Egotism and Self-love: the Difference
"You are an egotist" is what my best friend, my son, my daughter, to name a few, would say to me every time I quote an anecdote from among my life experiences to emphasize a certain viewpoint under discussion in any given time.
The following is my self appreciation in an introspective form;
Nobody else can love me the way I do to my self.
Nobody else is with me in every second of my life.
I am the only living thing who is with me all the way since birth to present.
No one else knows me from inside out but me.
I was there in every turn of my life and in every event, people, object, place that occur in every phase of my life.
People come and go and so with relationships. Money and all the material things I love that come with it all pass by.
Jobs and careers come and go.
Places I'd been have been left behind so I can move to one that suits me and my needs in a given time; but in all these, I am still with me and I am the one who knows and experiences all the thoughts and the feelings involved in every occurrence, in every step, and in every phase of my life.
I know myself better than any one else know about me; therefore I am the only person who can love me and accept me completely as I am.
Nobody will eat the food for me when I am hungry.
Nobody will study the lessons for me so I can pass my exams when I was a student; and so forth and so on.
Nobody feels the grief for me when my husband died.
Nobody cries for me for my lose and even if they do, I would still grieve and cry for myself.
My parents loved me completely but they loved me because I am their child and they have dreams for me which I probably cannot dream for myself. Sometimes they are around but not every time I needed them.
My husband loves me because I am his wife who he may be happy and proud about and whose company he can enjoy with, for his certain needs but I cannot know exactly what is in his mind and in his heart, and vice versa.
I have flaws, I make many mistakes, I made wrong decisions, I fail on many of my dreams and aspirations; even love ones criticize me and point their fingers on me, friends and lovers may prove untrue and all the unfairness in life may happen and no one may stand by me;
But I have my Self, my reliable Self who forgives all my mistakes and flaws and who is sincerely compassionate of my weaknesses.
The Self that assures me that everything passes by and that every moment is a moment of revival and of coming back to the "Self" who truly knows me;
I am the one who knows why things happen the way they do in my life and so I can always change course when things go wrong.
I love my self; I know that I am a wonderful creature and I am capable of handling my own life to make it better and better and better in all aspects.
Whatever other people say against me do not bother me because I know who I am.
People may judge me according to their measure but I accept myself completely as I am and I allow my self to explore life according to the guidance of the "still small voice" that speaks to me in every turn of the way. I trust that voice inside me; it is the one who had been with me all the way.
I see my own truth and reality and I like it;
I love everything that I am, that I do and that I possess.

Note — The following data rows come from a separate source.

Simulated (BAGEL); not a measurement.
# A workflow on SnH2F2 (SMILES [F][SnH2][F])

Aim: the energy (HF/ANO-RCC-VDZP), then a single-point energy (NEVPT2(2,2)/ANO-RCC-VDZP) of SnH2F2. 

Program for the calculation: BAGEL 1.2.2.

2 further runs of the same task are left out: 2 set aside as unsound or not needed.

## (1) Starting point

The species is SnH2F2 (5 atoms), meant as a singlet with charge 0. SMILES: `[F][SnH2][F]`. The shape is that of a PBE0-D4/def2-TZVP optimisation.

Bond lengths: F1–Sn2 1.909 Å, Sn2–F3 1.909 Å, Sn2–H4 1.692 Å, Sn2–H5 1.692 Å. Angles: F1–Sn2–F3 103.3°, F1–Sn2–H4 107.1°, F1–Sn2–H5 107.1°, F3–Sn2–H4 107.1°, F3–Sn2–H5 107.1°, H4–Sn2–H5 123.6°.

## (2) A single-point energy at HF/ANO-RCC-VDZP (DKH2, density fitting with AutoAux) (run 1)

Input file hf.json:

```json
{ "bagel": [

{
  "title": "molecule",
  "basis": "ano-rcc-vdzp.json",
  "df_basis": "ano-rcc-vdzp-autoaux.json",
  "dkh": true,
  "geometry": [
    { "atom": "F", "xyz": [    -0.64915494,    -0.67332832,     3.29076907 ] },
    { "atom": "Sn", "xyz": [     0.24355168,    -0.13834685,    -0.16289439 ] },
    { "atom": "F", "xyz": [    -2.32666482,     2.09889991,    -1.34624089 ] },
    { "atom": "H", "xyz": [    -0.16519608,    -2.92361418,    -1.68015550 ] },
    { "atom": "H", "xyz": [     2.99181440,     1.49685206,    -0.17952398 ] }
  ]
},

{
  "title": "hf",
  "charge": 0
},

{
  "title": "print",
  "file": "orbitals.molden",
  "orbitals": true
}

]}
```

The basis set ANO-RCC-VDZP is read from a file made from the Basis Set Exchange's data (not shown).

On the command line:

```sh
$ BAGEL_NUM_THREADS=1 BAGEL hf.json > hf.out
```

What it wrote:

I love my self completely as I am, including my pains, my flaws, my mistakes,my failures, my hardships,my difficulties, my struggles and endeavors.
I trust My Self completely and I never betray "Me".
No one else can understand and accept me completely as I do my self.
I have no other life, this is me and I cherish my self;
I cherish my precious life so I don't allow anyone to affect me.
If I am not 100% for "Me" through and through , will anyone be for me all the way?
No, they have their own self too to attend to.